Death toll rises to 10 in Italian ferry accident, dozens ‘unaccounted for’
The death toll following a blaze on an Italian ferry that caught fire off Greece's Adriatic coast has risen to 10. Dozens were reportedly unaccounted for after the evacuation ended, amid possible inaccuracies in the owner company's manifest list.
As the evacuation ended on Monday afternoon, rescue teams had saved over 400 people – but the exact number was disputed.
Greek Coast Guard spokesman Nikos Lagadianos cited Italian authorities as saying that 432 people, including passengers and crew, were rescued from the Italian Norman Atlantic ferry, AP reported.
But speaking at a press conference in Rome, Italy's transport minister, Maurizio Lupi, said that only 427 had been accounted for so far.
The ferry company initially reported that 478 passengers and crew were on board. Officials couldn’t explain the discrepancy in figures.
Lupi said it is “absolutely premature” to say if the people are missing or not, as there might have been some inaccuracy in the owner company’s manifest list.
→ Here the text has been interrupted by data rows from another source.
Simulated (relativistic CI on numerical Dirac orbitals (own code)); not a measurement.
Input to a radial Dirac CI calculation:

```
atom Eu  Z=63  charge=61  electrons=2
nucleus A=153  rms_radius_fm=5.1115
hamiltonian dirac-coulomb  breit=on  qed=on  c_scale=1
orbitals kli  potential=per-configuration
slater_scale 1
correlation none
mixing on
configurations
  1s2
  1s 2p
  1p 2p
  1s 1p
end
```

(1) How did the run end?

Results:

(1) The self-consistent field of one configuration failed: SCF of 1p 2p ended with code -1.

The fire broke out on the ferry traveling from western Greece to eastern Italy at around 6:00 a.m. local time (04:00 GMT) on Sunday, according to coast guard officials.
Due to stormy conditions, the rescue operation proved extremely challenging. Italian and Greek helicopters started airlifting passengers from the upper deck on Sunday and continued the rescue operation throughout the night.
"We are outside, we are very cold, the ship is full of smoke, the boat is still burning, the floors are boiling, underneath the cabins it must be burning since 5 o'clock, the boats that came are gone, and we are here. They cannot take us," one of the passengers told Greek TV station Mega.
The Italian captain abandoned the ship only after the passengers and over 50 crew members were rescued on Monday, said Lupi. Among the rescued passengers were 234 Greeks, 54 Turks, 22 Albanians, and 22 Italians, he added.
A criminal investigation has been launched to determine the cause of the fire.